Deepal Jayasekera
The visit by US Assistant Secretary of State for South Asia Nisha
Desai Biswal early to Sri Lanka this week has clearly demonstrated
Washington’s changed attitude towards the Colombo government following
the January 8 election that led to the ousting of Mahinda Rajapakse and
the installation of Maithripala Sirisena as president.
The Obama
administration had been deeply hostile to Rajapakse as a result of his
government’s relations with China and supported Sirisena’s campaign.
Former President Chandrika Kumaratunga, who has connections with the
Obama administration via the Clinton Foundation, engineered Sirisena’s
defection from the government and the support of opposition parties,
including the pro-US United National Party (UNP), for his candidacy.
In
the wake of the election, Sirisena has rapidly reoriented foreign
policy away from Beijing and towards Washington and New Delhi. This is
fully in line with Obama’s “pivot to Asia” which is aimed at undermining
Chinese influence throughout the region and encircling it militarily.
During
her visit, US Assistant Secretary of State Biswal met with President
Sirisena, Prime Minister and UNP leader Ranil Wickremesinghe, Foreign
Minister Mangala Samaraweera, Urban Development Minister Rauff Hakeem
and representatives of the Tamil National Alliance (TNA), the island’s
main Tamil bourgeois party.
Biswal was effusive in her praise for
the new government, declaring: “It was a privilege to visit Colombo to
witness for myself the sense of excitement and optimism that the Sri
Lankan people have ushered in through the historic January 8 election.”

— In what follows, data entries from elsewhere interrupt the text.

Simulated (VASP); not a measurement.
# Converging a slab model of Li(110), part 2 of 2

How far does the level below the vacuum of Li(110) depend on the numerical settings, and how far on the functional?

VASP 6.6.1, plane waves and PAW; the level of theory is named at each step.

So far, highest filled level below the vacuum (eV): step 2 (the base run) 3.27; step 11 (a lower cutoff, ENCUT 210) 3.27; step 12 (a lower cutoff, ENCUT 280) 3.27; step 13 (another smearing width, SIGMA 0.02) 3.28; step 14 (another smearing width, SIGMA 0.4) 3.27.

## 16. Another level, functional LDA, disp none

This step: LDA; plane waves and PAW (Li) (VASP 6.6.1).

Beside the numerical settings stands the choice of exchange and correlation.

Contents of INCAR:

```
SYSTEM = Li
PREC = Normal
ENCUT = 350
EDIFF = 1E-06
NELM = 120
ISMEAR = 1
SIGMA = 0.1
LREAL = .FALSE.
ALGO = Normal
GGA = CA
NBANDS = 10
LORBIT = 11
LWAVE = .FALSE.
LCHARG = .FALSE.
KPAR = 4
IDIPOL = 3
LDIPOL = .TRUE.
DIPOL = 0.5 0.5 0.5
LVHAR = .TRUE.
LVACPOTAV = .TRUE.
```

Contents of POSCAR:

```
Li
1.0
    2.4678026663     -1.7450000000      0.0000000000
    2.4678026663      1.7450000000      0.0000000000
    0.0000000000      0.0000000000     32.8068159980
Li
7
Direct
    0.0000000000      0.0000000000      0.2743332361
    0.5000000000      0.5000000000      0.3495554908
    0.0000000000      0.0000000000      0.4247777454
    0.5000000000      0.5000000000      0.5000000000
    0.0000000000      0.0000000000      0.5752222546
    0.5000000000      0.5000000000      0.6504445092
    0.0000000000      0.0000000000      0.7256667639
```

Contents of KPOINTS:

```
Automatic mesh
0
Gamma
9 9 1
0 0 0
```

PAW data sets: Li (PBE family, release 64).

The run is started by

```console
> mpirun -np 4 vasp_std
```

She had come to inspect the results of the Washington-sponsored
regime-change operation and to harness Colombo into the US war drive in
Asia.
Biswal continued: “I am indeed excited to be in Sri Lanka
and see for myself the energy that has the world talking about Sri Lanka
and about Sri Lanka’s democracy and for all the right reasons.” The
remarks about Sri Lankan democracy are entirely cynical. Washington’s
opposition to Rajapakse was not because of his autocratic methods, but
because of his orientation to China. In Sirisena, the US is embracing
someone who was, until several months ago, a senior minister in the
Rajapakse government and, as such, responsible for all its crimes and
abuses.
Speaking alongside Foreign Minister Samaraweera, Biswal
pledged full support for the new government. “Sri Lanka can count on the
United States to be a partner and a friend in the way forward,” she
declared. This is a complete about-face in the US attitude. Having fully
backed his war against the separatist Liberation Tigers of Tamil Eelam
(LTTE), Washington seized on the Sri Lankan military’s war crimes to put
pressure on Rajapakse to break his ties with Beijing following the
LTTE’s defeat in 2009.
The US pushed a series of resolutions
through the UN Human Rights Council (UNHRC) calling for an investigation
of human rights abuses during the civil war—a move that threatened war
crimes charges against Sri Lankan political and military leaders. Now
that Rajapakse has been removed, one can predict that the issue of “war
crimes” will recede as the US embraces its new “partner and friend.” The
US will maintain its “human rights” campaign only insofar as it is
useful to prevent Rajapakse and his cronies from destabilising the new
government and keeping Sirisena in line.
A US-sponsored resolution
adopted by the UNHRC last March established an international inquiry
into Sri Lankan war crimes that is due to report in March. The Sirisena
government has called on the US and UNHRC to drop the international
inquiry promising a “domestic inquiry” instead. In all this manoeuvring
about “human rights,” none of those involved—the US, its various allies
the European Union and Sri Lanka—has the slightest interest in the
justice for the tens of thousands of civilians killed or the many other
victims of the Sri Lankan security forces.
Biswal lauded the “many
positive steps” already taken the Sirisena government while warning
that “there is a lot of hard work ahead and some difficult challenges.”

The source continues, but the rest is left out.